Custody is one of the most difficult and contested parts of a Pennsylvania divorce. Courts deciding child custody must balance and address several interests when they determine the best interests of the child.
Parents have a constitutional right to custody and care of their children. Courts generally try to foster the children's relationship with both of their parents. Judges presume that parents act in their children's best interests, but there are times they may have to intervene when this presumption is not true.
Usually, both parents will receive visitation or parenting time with their children. Judges believe that non-custodial parents have this right. A hearing will be held, however, if there is a credible danger to the child if this visitation is granted. Earlier violent or criminal behavior does not automatically prevent visitation if there is no evidence that the parent abused or threatened them. Courts can order a psychiatric evaluation, anger management or completion of parenting classes if a parent has serious behavior or mental health problems.
A judge must also address 16 factors and explain their orders awarding custody; this preserves a case history for a future judge. The explanation, among other things, identifies and discusses abuse, child protection involvement and a criminal history. According to studies, an estimated 20 percent of litigated child custody cases involve domestic violence allegations.

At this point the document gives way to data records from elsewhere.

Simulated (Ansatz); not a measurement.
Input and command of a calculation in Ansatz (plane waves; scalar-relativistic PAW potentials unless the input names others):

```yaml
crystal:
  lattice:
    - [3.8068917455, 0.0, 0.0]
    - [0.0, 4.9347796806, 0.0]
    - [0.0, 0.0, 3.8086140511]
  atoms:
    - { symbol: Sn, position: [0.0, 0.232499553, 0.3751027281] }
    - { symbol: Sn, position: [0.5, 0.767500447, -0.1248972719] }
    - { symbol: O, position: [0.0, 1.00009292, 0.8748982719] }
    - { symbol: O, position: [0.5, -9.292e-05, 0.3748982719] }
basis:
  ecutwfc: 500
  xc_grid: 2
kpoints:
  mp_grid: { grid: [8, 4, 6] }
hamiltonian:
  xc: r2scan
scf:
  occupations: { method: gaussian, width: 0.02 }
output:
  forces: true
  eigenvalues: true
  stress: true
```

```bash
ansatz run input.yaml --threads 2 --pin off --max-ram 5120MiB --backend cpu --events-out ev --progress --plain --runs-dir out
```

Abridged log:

Importantly, cases go before family law judges only when parents do not successfully negotiate their own custody agreement. Settlements help families reach creative agreements that meet their needs. Judges must often reach these decisions with limited information, especially if the parents are fighting.
A qualified family law attorney can help negotiate a fair and reasonable custody agreement that meets a family's needs. Legal representation also helps assure that rights are protected if the case goes to court.